Putting Into Perspective: Rain, Gridlock, and Election Year

If you’re a Jakartan chances are recently you’ve been held in due to rain outside, stuck in traffic when braving a downpour, or trapped in a flooded area. Some Jakartans have experienced all.

Just as our luck, the wired Jakartans who go on social media to question, discuss or vent are immediately presented with two thin options by the increasingly polarizing Netizens; either the new gubernatorial duo Jokowi-Ahok has done their best, or has failed the worst. Picking one, the other camp would mob you. Trying to be objective, both camps would lynch you. Been there, suffered that.

Flood problems are never one-dimensional. It doesn’t take an expert to see that Jakarta’s drainage and sewage systems are narrow, shallow, disjointed and often incomparable to the volume produced by the neighborhood. To make it worse, the sewers are often clogged by trash or covered on the top by concrete slabs to make parking space—a common sight on previously residential areas turned into commercial like Kebayoran Baru and Kemang. When extra volume of water is pouring during rainy season, it easily fills up the inadequate sewers and has nowhere to flow to but onto the streets.

It then gets really ugly because it will meet the lovechild of poorly disjointed mass transportation system and population’s increased income; the massive amount of private vehicles. Clogged sewers, clogged streets, clogged arteries of our very distressed bodies. Realize how people have started to die in their thirties now?  Jakarta has become very inhospitable to its inhabitants.

Now, what has the new city-province head executives done to improve our living? For starters, the duo has put into effect a few policies to manage better Pasar Tanah Abang, banish illegal parking in certain downtown spots, return busway lane fully to Transjakarta buses and reform bureaucracy under their command. The duo was lucky to start term after the long preparatory stages of MRT and canal cleaning that, let’s all be honest, were initiated and budgeted by the previous governor.

Is it reasonable to expect Jokowi-Ahok to fix floods and traffic problems overnight? Absolutely not. Have the residents shown their appreciation to the early efforts done? In different ways, mostly yes. Are Jakartans eligible to question, criticize, and demand more of their elected leaders 15 months and 2 rainy seasons into their 5-year term? Democratically, resoundingly yes.
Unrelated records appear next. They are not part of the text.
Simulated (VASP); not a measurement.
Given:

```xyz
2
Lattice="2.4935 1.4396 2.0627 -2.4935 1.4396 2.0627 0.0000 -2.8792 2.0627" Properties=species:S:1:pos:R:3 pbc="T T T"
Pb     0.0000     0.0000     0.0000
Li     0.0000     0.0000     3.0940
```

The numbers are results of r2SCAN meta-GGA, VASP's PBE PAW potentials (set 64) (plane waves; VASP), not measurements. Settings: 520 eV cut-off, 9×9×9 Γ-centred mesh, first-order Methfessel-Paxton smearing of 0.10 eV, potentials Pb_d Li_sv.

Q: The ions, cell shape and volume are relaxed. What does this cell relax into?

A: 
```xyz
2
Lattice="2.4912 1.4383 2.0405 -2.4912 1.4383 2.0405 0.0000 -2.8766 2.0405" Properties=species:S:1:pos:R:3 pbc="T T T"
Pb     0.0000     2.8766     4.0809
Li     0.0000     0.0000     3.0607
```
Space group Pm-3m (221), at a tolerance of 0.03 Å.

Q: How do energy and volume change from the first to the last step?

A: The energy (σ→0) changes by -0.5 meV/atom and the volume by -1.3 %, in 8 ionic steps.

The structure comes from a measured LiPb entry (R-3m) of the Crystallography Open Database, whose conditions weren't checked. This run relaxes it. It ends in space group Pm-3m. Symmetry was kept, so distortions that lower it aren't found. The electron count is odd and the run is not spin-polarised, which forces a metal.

Isn’t accountability reviewing by constituents an integral part of democracy? Beyond the extreme first-100-day reviews there’s a more common annual performance reviews. The bad thing about Indonesian bureaucracy is there are no explicit, quantified and time-tabled personal goals for public servants to link to reward & punishment—something that corporate employees have been measured against for decades—so everyone gets subjective and easily polarized into all-positive worshippers or all-negative haters.

Yet the polarizing debate would have probably been less fiery if only this wasn’t presidential election year. Jokowi’s well-documented achievements as mayor of 1-million population Surakarta and early efforts in capital Jakarta has made him a freshly-scrubbed darling for the presidential bourse that’s so far dotted with old faces and their baggage, even if Jokowi himself never announced intention to run. Enough factions vying for him to be on their running ticket, to the point that they get flamingly hostile when a critique, however objectively justified and raised by a Jokowi-Ahok voter, is addressed to Jokowi—in stark contrast to Jokowi’s famed friendly demeanor. On social media some of them may even call you names or accuse you of being paid off, as if one can’t tell the difference between professional (negative) buzzers to random citizens mustering enough intelligence to provide feedback. Insulting at best, damaging to Jokowi’s own long-term leadership at worst.

I value leaders’ commitments more than their smiles. After all, we elect them to lead and execute, not to be our tea-party guests. I think Jokowi and Ahok must step on gears much faster, step on some toes if must, to really turn around this badly-mismanaged metropolitan in the next 3.5 years. New rules may not be needed as much as upholding the current rules for any citizen, even at the risk of being accused of not favoring ‘the little people’—a political capital the duo has been banking on since the beginning—or irking the elite for not turning the other cheek.

Elected leaders to stay full term in office to fulfill campaign promises, especially if the situation is this dire, before I can even think of voting them into a bigger office. For those who’ve argued that if elected Jokowi could still ‘reform’ the 15-million populated DKI Jaya province from Merdeka presidential palace, how colossally egoistic you are to expect the elected President of 245 million citizens to still be absorbed by our monumental problems just because we house his office? Indonesia stretches so far beyond Jakarta and your narrow attention span or political gain, just in case you forgot.

To Jokowi and Ahok, soldier on in Jakarta, much faster and more decisively. Deliver your campaign pledges, like honorable adults do. To Indonesians, Jokowi and Ahok already have full-time jobs, so we need to keep searching elsewhere for presidential candidates however grim these early prospects are because, fellow citizens, that would be the honorable and adult thing for us to do.